The Swapo politburo has formally endorsed the proposal, which calls for the need for a post-mortem of the ruling party and its presidential candidate’s performance in the November 2019 elections.
President Hage Geingob won the presidential election after receiving 56% of the total vote, compared to his rival and independent presidential candidate Dr Panduleni Itula who acquired 29%.
While rural areas predominantly supported Geingob, many urban centres voted for Itula.
“We have all seen the outcomes of the November 2019 Presidential and Parliamentary elections. These outcomes have obliged us the Swapo party to commence with the process of introspection following last December’s Central Committee meeting where I motivated the need for a post-mortem of the Swapo party and its presidential candidate’s performance in the November 2019 elections,” Geingob noted yesterday during the official opening of cabinet.
He explained the purpose of such a post-mortem is to better prepare, position and equip the ruling party for the changing times and challenges in society and the world.
Hence, he noted, the first politburo meeting of 2020 has formally endorsed this proposal.
However, he said, it is important to understand and frame the results of the 2019 elections to arrive at an introspection that is reality-based.
He also dismissed claims of some analysts that the loss of Swapo’s two-thirds majority in the National Assembly by one seat is a big failure.
Geingob said Swapo indeed got a massive mandate of 66% and 63 seats against its nearest rival with 16% and 15 seats.
“I understand this result as the voice of the electorate, which is saying we still trust you and have confidence in you as our ruling party. But wake up. We need you to prioritise and improve in the areas which will uplift us, the people, who voted you to parliament,” he stated.
He explained the people said they want Swapo members of parliament to dutifully attend session, present issues of concern to them and engage in quality and constructive development and prosperity-centred debates.
He noted the electorate also want lawmakers to pass laws that will help the people to escape poverty through access to more economic opportunities and ownership of their own resources.
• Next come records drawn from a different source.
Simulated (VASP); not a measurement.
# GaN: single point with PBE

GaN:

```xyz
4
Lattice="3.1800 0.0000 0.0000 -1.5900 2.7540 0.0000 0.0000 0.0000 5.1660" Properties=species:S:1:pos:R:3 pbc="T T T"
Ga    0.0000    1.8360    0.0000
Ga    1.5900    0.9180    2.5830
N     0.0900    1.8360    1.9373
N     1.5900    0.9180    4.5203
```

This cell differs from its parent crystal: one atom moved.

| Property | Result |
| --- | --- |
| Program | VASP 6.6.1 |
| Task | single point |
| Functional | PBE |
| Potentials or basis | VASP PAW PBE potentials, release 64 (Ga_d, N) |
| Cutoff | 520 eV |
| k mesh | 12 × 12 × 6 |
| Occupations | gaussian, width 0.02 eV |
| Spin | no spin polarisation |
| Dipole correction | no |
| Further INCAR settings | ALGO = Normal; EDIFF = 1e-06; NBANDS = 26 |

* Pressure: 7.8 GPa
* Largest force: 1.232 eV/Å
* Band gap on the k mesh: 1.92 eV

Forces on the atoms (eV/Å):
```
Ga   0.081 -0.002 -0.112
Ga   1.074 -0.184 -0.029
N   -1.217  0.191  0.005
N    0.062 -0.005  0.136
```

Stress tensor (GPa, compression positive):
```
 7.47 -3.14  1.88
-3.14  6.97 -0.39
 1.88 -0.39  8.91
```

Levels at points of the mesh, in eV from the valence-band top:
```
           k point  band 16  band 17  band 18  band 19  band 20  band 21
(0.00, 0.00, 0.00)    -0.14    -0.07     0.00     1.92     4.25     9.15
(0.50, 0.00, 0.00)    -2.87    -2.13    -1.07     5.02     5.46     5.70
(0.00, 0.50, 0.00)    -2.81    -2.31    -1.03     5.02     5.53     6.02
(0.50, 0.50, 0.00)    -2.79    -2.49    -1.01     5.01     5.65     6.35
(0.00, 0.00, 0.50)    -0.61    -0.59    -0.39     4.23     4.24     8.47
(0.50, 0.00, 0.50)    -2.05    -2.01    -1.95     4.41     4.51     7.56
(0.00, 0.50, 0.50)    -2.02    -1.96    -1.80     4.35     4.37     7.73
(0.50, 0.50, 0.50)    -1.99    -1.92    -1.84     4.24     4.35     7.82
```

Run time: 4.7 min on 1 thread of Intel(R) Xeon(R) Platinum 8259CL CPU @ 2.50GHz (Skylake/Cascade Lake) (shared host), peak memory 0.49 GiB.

According to Geingob, the reduced vote tally of 56%, which by far outstripped the 29% of the nearest losing candidate, is a direct message from the electorate that “Yes, we give you the mandate as the person that we most trust among all the presidential candidates in Namibia, but we don’t want to have business as usual. Appoint ministers who are serious, focused, hardworking and honest about uplifting the people from poverty and are not insensitive to the needs of the people.”
He asked ministers to promote, explain and defend the government’s work so that the people can understand and support it. He also told them to answer questions when the media is asking about their operations and not to hide away.
Geingob applauded the deputy minister of education, Anna Nghipondoka, and her executive director Sanet Steenkamp for doing a great job by touring the regions and explaining to stakeholders the revised curriculum.
He also commended the minister of health, Kalumbi Shangula, for responding to questions on television.
He wants ministers to avoid sitting on investment projects for five years, which could have brought employment and prosperity for the people if implemented.